Imagine a scene where I am trapped in Delhi airport during some nameless national catastrophe, waiting, along with thousands of fellow-travellers, for my turn to be flown out of there. We’ve been told to form groups state-wise and wait for the announcements. I prepare myself for the long haul. After several hours I hear “Kerala”. My calf muscles flex in response. I can legitimately depart right away, but where in my native state can I take refuge? I have to wait for “Karnataka” even if it means dossing down on the floor overnight.
Suddenly they begin to announce the names of destinations, of cities instead of states. I hear the name of the city in Kerala where I was born and raised, but no muscle of mine shows so much as the barest twitch. It is only when they call out “Bengaluru” that a flood of warmth brings my tired body back to life. I’m going home.
A mishmash of identities
The fantasy I’ve narrated sums up the mishmash of identities that constitutes me. I’ve lived in this state for over 40 years — twice as long as I’ve lived in Kerala — and you’re only required to have lived here for six to get a domicile certificate. Speaking to strangers on the street or in public transport, I automatically slip into Kannada; it amuses me how many of them presume from my accent that I’m from Mangaluru — there’s been a cross-border infiltration of intonations, I suppose! But would you consider me a Kannadiga? Who, in fact, can be called a Kannadiga?

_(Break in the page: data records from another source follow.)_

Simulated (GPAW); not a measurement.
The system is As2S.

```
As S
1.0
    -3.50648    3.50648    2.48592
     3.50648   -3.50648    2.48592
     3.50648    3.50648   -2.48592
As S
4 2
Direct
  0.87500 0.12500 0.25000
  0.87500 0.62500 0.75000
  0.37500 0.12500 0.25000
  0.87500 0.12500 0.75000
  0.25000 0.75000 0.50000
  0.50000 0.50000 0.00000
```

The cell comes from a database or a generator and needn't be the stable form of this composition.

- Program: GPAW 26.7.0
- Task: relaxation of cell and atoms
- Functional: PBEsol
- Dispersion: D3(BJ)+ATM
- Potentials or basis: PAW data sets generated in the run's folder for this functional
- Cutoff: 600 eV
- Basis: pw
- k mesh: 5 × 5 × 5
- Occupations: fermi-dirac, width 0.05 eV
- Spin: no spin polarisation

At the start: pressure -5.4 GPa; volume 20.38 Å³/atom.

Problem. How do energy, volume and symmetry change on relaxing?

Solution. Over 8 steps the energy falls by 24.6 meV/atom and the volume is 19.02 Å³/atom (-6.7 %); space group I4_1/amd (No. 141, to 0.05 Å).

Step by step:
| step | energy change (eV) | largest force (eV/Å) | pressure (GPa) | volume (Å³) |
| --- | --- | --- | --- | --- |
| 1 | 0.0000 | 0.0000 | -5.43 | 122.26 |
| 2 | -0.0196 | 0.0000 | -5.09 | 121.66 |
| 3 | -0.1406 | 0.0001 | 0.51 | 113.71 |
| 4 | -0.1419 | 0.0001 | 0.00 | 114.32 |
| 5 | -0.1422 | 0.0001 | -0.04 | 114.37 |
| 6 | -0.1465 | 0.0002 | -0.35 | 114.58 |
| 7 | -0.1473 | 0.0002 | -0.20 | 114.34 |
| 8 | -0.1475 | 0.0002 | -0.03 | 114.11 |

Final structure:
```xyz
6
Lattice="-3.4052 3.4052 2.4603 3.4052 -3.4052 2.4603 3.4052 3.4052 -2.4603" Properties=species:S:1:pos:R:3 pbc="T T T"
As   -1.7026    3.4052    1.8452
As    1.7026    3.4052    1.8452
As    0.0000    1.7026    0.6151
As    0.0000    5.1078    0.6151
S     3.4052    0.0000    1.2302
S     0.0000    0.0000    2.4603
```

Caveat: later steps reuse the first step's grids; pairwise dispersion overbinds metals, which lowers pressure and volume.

The ‘purity’ argument does not hold water. It is futile to draw a line in the sand and say “only those born in Karnataka with mother-tongue Kannada will qualify” because that would rule out millions whose ancestors have migrated here decades or even centuries ago. Telugus in Karnataka, for example, have blended seamlessly into the Kannada milieu. And would speakers of Tulu, Konkani or the Kodava takk not be considered Kannadigas?
To define the Kannadiga through language or region alone is a problematic exercise; one only has to recall the many stalwarts of Kannada literature whose mother tongues have not been Kannada! I would rather try to capture the ‘itness’, the ineffable essence of the Kannadiga. Since I am neither a sociologist nor a cultural historian but a mere author, I can only speak from personal experience and offer some purely subjective impressions.
Figuratively speaking, I’m 50 per cent Kannadiga, 50 per cent Malayali, and 100 per cent Bengalurean. This last immediately puts me in a questionable category because Bengaluru does not represent Karnataka in the popular imagination as much as Mysuru or Dharwad do, for instance. It is a city of settlers. Census figures show that right from the days of colonial rule, native Kannada speakers in this city have been consistently outnumbered by the native speakers of all other languages put together.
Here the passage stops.